The company cut down its dependence on the segment by branching into cotton wear. Home-furnishing is another new foray. The Initial Public Offer of Monte Carlo Fashions wholly involves stake sale (totalling 54.33 lakh shares) by promoters and a private equity investor.
No fresh money will flow to the company itself. Its offer price band of ₹630-645 pegs the previous fiscal’s price-earnings multiple at around 25 times, on the high side. While there is no directly comparable listed peer, specialised players such as Lovable Lingerie, Kewal Kiran Clothing, Indian Terrain, and Zodiac Clothing trade at trailing earnings multiples of over 34 times.
The market also shows a proclivity towards niche players with strong brands, such as Page Industries. Investors with a medium-term horizon and a higher risk appetite can subscribe to the offer at cut-off.
Brand power

The Monte Carlo brand is among the few strong national brands in the highly unorganised winter wear market. Over the years, the company has built a reputation for good quality and designs for knitted and woven woollen products. The brand was originally introduced by Oswal Woollen Mills back in 1984, before being hived off into a separate company in 2011.
But with woollen wear selling most only during the winter months and in the northern parts of the country, the company moved into retailing of cotton and cotton-blended apparel. Cotton and woollen wear are almost equally split in terms of revenue contribution over the past three years.

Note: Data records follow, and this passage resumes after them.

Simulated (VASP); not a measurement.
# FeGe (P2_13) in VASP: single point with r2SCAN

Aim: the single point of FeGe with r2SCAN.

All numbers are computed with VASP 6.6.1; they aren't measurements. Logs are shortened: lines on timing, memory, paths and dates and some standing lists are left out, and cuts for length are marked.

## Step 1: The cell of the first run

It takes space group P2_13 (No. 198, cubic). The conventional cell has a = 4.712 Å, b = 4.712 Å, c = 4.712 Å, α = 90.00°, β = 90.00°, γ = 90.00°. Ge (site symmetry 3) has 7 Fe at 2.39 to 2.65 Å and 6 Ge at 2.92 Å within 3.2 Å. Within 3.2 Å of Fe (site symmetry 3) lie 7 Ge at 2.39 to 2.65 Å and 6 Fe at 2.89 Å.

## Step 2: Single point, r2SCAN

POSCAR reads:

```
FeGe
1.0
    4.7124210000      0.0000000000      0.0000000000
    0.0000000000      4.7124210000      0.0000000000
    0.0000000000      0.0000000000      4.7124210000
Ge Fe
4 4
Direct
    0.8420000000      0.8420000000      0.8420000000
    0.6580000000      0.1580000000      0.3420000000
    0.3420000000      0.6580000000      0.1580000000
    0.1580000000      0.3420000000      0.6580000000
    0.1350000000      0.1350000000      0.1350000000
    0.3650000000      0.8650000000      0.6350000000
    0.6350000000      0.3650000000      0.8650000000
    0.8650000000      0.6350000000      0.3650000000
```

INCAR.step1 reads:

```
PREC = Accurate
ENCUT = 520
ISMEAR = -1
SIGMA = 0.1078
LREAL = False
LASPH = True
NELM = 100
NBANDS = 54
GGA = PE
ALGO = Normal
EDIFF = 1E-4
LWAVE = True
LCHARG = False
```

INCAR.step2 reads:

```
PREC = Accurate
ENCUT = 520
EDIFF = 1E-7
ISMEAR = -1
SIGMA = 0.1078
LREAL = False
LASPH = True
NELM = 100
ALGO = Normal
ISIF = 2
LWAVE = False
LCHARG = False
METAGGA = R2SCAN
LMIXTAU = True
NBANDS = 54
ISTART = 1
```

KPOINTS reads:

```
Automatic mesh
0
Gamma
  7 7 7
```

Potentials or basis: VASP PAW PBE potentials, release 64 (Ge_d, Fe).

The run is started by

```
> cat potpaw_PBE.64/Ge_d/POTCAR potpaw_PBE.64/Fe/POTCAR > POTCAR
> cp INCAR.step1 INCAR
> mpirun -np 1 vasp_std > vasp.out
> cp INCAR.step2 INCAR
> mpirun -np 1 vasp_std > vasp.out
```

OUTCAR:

Hitherto into menswear alone in 2012 and 2013, the company expanded its cotton-wear range into the high-growth women’s wear segment. It also entered kidswear segment, an under-penetrated and high churn category. Revenue from kidswear jumped from ₹8 crore when it was introduced in the 2013 fiscal to ₹15 crore a year later, now accounting for 4 per cent of sales.
While the product range is priced towards premium and mid-premium, the company last year introduced an economy range for men, widening its consumer base. Also enlarging the product basket was a move into home furnishing last year, a segment that offers higher margins than apparel.
Retailing of products is done through a vast network of 196 exclusive stores and through 1,300 multi-brand outlets. The company targets opening 275 more exclusive brand outlets by the 2017 fiscal, besides improving the footprint in multi-brand outlets. Though Monte Carlo Fashions will not receive any funds through the public offer, it is comfortably placed on the funding side with a low debt-to-equity of 0.3 times and healthy operating margins.
The company plans to expand footprint in the southern markets, betting on its range of cottons besides demand for woollens from globe-trotting Indians.
Backward integration

Monte Carlo Fashions has two manufacturing centres for woollen knitted products; a section of cotton and thermals are manufactured here too. As a result, operating profit margins have been healthy at 17-20 per cent in the past three years. The tilt towards premium pricing also lends to better margins. Players such as Kewal Kiran and Page Industries, which also manufacture most of their product range, have similar operating profit margins.
Revenues grew 9 per cent and 25 per cent in the previous two fiscals to ₹404 crore and ₹503 crore respectively. With rising raw material prices, however, and wary consumers, operating and net profits in 2012-2013 dropped 13 per cent and 1 per cent.
The removal of excise duty on branded apparel and expansion into new product categories improved performance in the 2013-14 fiscal, when operating profits rose 33 per cent to ₹94 crore and net profits increased 13 per cent to ₹55 crore. Net profit margins have been at 11-12 per cent in the past three years.
There is, however, a related party overhang on Monte Carlo Fashions. Most raw material requirements — woollen yarn and cotton fabrics — are sourced from group companies. Manufacturing some cotton products is also outsourced to group companies. While this may ensure steady supply, it also lends a degree of opacity to transactions.
The offer opens on December 3 and closes on December 5. Lead managers to the issue are SBI Capital Markets, Axis Capital, Edelweiss Financial Services and Religare Capital Markets.